@tehwatever
Yeah, and buying into and promoting the narrative that they oversaturate the market is buying into just that - an illusion.
When people begin biting into a false narrative en masse, there’s a problem. That’s not a good thing. It’s outright misinformation significantly altering the discourse on something. No need to tolerate bullshit.
Also, most Isekai aren’t aggressively marketed or heavily memed or any shit like that. Not in any notable way for anime adaptations relative to their scale. Of course something like Shield Hero got marketed a bunch. It was supposed to be a killer app, but how many Isekai get that level of marketing? And did anybody - outside of Anitube - give a shit about Death March or Isekai Smartphone?
Speaking of - you know what constantly sheds them spotlight, at least for the international audience? Fucking Anitube. A lot of anitubers constantly shit out Isekai vids and promote ideas like they’re everywhere and unavoidable and all of that, all in the most hyperbolic and polemic-laden ways they can possibly communicate these ideas. Making shitty SAO vids has turned into making shitty Isekai vids. So if you interact with anime on YouTube at all, you’ll fucking run into it since it’s the view meta. And then a lot of casuals will trust these Anitubers to be a source of info for them and spread that misinformation the Anituber promoted to increase view count.
And they did the same thing years ago with Magic High Schools. It’s not about how prominent something actually is - it’s about whether or not it’s prominent enough for anitubers to be able to claim that its the latest trend catering to disgusting virgin otaku with no lives and that it’s killing anime and overrunning the market and blah blah blah.
That’s what nets views.
That’s the fucking end goal.
Just bleh. More than anything I think it’s a display of how people with a platform can manipulate the perception of something, even if they’re being dishonest in doing so. This is a case where it’s pretty obviously dishonest when you look at it, yet look at how many people actually question the idea that it oversaturate the market. Worse yet, when you pretty much kill that idea dead in the water with fucking numbers and other objectively quantifiable things, people won’t hear it. That narrative is so prominent people reach for stupid justifications to cling onto it, because the amount of people who also bite into the bullshit is enough to
make them doubt reality and try to come up with a bunch of weak-ass explanations to fill in the gap. After all, that many people can’t be wrong, can’t they? Even if the entire discourse is predicated on lies, and even if they heard that idea from someone else, be it directly from the source at YT or secondhand in a thread like this one. There’s just no way. When so few are challenging the idea and so many people are espousing it, yet the side with the overwhelmingly better information and evidence
is the minority, it’s still not easy to convince most people that the majority is wrong.

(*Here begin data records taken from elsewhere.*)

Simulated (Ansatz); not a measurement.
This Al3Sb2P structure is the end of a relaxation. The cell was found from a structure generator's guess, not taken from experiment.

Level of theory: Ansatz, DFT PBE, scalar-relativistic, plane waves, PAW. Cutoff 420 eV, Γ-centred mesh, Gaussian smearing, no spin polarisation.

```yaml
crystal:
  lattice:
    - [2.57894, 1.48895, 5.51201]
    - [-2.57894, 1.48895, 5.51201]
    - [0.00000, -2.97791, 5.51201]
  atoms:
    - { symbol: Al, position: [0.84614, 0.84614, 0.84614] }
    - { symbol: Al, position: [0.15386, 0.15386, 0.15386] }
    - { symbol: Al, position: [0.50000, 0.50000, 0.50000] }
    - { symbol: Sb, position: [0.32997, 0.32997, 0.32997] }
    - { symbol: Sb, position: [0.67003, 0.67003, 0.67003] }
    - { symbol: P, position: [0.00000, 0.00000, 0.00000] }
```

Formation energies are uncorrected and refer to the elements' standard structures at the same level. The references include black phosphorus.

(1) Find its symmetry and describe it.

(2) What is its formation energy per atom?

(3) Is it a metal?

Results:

From there, shitty rhetoric spreads outwards because of people adopting that as the take, and people who don’t interact with Anitube at all bite into that narrative that was born there, because they hear it from someone else. Nasty little cycle of lying, intentionally or unintentionally withstanding.
Question. Question question question. While it’s never been at the extent that it reached with isekai, this narrative of (x) non-traditional genre oversaturating the market has been a constant thing in the anime fandom for the last 15 years. It started with Moe and CGDCT. Then they came after my type, ecchi. Then magic schools. Then Isekai. Any time people start talking about a genre oversaturating the market,
doubt them. Or at least fucking question it.